File store (was Re: Salutations)

Phillip Shelton shelton@usq.edu.au
Mon, 11 Dec 2000 15:03:55 +1000


> -----Original Message-----
> On Mon, 11 Dec 2000 11:32:49 +1000, the world broke into rejoicing as
> "Phillip Shelton" <shelton@usq.edu.au>  said:
> > How does all of this affect the `closing the books'.  If
> the books are
> > `close-able' then maybe we do not have to read the last 10
> years worth of
> > data in at once?
> >
> > Will the closing of the books be easier or harder with a DB?
>
> It becomes a decreasingly relevant issue with a "proper database."
>
> A prime reason why you _want_ to "close the books" is the fact that as
> the amount of data grows, the "document" that is "the books"
> gets large
> and unmanageable.

Ok (I am not an accountant). I just thought that there might be some legal
stuff that has to be done at a year end. But I suppose that is just a matter
of a well written report.

> > With data being stored in a more sophisticated DB, you don't forcibly
> _need_ to close the books; queries hit the portions that are relevant,
> so that having 10 years worth in the DB doesn't make it desperately
> slow.

It still might be nice to be able to archive, but I suppose that we could
just use the archiving stuff in the DB for that?

>  After all, if:
> a) Account balances keep having to be repetitively calculated from the
>    beginning of time until now, That'll Be Slow.

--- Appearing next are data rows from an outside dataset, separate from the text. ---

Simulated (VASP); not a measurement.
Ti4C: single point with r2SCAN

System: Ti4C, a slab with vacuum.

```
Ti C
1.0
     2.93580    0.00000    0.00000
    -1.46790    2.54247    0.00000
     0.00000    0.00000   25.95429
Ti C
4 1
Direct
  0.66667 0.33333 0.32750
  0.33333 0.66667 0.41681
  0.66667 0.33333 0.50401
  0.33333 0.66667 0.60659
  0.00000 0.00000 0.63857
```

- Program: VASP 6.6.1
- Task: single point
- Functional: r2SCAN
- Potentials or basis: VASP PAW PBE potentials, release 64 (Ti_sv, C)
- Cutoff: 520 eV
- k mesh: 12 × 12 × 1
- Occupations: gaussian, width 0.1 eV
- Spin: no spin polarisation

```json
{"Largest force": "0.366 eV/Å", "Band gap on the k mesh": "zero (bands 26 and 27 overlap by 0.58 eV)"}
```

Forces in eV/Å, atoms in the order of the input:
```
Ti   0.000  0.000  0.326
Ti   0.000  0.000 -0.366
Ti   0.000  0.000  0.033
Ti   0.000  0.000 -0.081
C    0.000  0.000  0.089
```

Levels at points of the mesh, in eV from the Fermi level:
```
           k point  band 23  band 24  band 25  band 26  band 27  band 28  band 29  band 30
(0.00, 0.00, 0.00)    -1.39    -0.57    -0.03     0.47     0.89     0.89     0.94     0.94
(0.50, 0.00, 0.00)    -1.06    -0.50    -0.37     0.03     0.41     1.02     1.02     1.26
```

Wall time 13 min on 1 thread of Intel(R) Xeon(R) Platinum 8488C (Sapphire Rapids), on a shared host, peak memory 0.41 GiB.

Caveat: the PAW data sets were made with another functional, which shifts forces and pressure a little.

Lets hope we can tell the DB to start calculating from the changed point
only.

> b) The code pulls individual records from the DB to satisfy
> calculations,
>    so that GnuCash has to do a lot of iterating where the
> loops contain
>    DB queries, That'll Be Slow.

Ugh.

> The current set of data structures essentially present the database
> as a "network" or "hierarchical" database which you walk through in
> order to calculate/display stuff.
>
> An SQL system does _not_ work efficiently for that approach; it
> expects a somewhat different abstraction where you _describe_ the
> data that you want, as with:
>    select date, amt, descr from txns where
>      date between "20000101" and "20000909" and
>      acct = "Checking";
> which returns a set.
>
> Submitting one query that returns 500 records is _vastly_
> more efficient
> than submitting 500 queries that each return 1 record, so that quite a
> lot of things need to change to reflect the new sort of "data paths."
> --

Here's hoping that it does not prove imposible.

Phill